ERBIL (Kurdistan 24) – While visiting the largest refugee camp in the Kurdistan Region during Eid, Hollywood star and UNHCR Special Envoy Angelina Jolie thanked the Kurdish government for its humanitarian efforts and asked “all governments to meet their responsibilities.”
In a press conference at Domiz camp, the largest Syrian refugee camp in Iraq and home to thousands of families, Angelina Jolie pleaded with the world to address the “desperate situation” in conflict areas such as Iraq and Syria.
“In my country, when we speak of the Middle East we often focus on conflict and human suffering. And it is true that countless families in Iraq, Syria, Libya, and Yemen are suffering from conflict they personally have no part in, instability they cannot control, and extremism that they reject.”

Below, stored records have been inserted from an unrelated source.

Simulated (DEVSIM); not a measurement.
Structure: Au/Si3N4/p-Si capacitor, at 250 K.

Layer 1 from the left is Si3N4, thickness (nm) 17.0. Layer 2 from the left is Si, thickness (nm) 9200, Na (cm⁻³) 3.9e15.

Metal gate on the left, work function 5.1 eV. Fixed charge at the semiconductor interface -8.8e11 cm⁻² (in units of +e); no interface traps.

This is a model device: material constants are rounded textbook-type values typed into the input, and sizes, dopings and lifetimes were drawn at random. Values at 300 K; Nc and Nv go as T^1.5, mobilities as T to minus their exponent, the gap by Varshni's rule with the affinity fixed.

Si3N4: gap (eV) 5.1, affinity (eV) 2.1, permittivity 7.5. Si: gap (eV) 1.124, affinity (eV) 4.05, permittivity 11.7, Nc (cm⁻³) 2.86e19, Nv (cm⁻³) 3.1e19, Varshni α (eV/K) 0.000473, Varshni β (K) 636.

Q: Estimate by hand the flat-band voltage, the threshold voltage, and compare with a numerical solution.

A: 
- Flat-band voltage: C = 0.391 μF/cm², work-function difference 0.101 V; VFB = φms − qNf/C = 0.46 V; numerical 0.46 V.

Jolie paid a visit to the camp on the third day of Eid al-Fitr, thanking the “people of Iraq for their generosity toward Syrian refugees and displaced people” and in particular, that of the “KRI government” – the Kurdistan Regional Government (KRG) – “which is setting a model for refugee protection.”
Jolie, who has visited Domiz Camp three times in the last six years, warned that on Tuesday, World Refugee Day, the UNHCR would publish new figures for the number of displaced people and the duration of their exile.
“They are the highest they have ever been.”
Two months after Kurdish officials warned that without increased funding to help refugees, the KRG and its national and international partners would not be able to make basic services and assistance available to the refugee population, Jolie also criticized that “political solutions seem completely lacking, leaving a void humanitarian aid cannot fill.”
“There are millions of refugees and displaced people who want to return home and to work and start over – as I saw in Mosul yesterday, where brick by brick, with their own hands, they are rebuilding their homes.”
Services and reconstruction efforts in the second largest city in Iraq remain insufficient, as the UNHCR Special Envoy noted on her visit Saturday. Her words echoed those of KRG officials, which have long complained the Iraqi federal government lacks a comprehensive, national plan and policy to work with the KRG, UN agencies, and governorates to facilitate and fund the process for displaced people to return home.
The lack of security, instability, threats by militia groups, the lack of a strong administration and services, as well as terrorist activities in liberated areas have made it nearly impossible for displaced families to go back.
Nearly four million Iraqis, mostly Sunnis, were displaced when the Islamic State (IS) emerged in northern Iraq in mid-2014. Most have returned home but still struggle to rebuild.
Approximately 250,000 Syrian refugees fled to the Kurdistan Region since the start of the civil war and have remained under the protection of the KRG. Thirty-seven percent of them are residing in nine refugee camps in the provinces of Erbil, Duhok, and Sulaimani, with the rest being hosted within local communities.
According to recent figures by the Joint Crisis Coordination Centre (JCC), the Kurdistan Region is still home to 1.4 million IDPs and refugees, with 97% of the Syrian refugees now in Iraq and 40% of internally displaced Iraqis in the region.
While the situation is bad, Jolie says it is not hopeless.
“The only answer is to end the conflict forcing people to flee their homes and for all governments to meet their responsibilities,” she affirmed. “So, on World Refugee Day this year, I hope that we can find the strength to find a better way forward together so that we move into a new era of preventing conflict and reducing instability, rather than simply struggling to deal with its consequences.”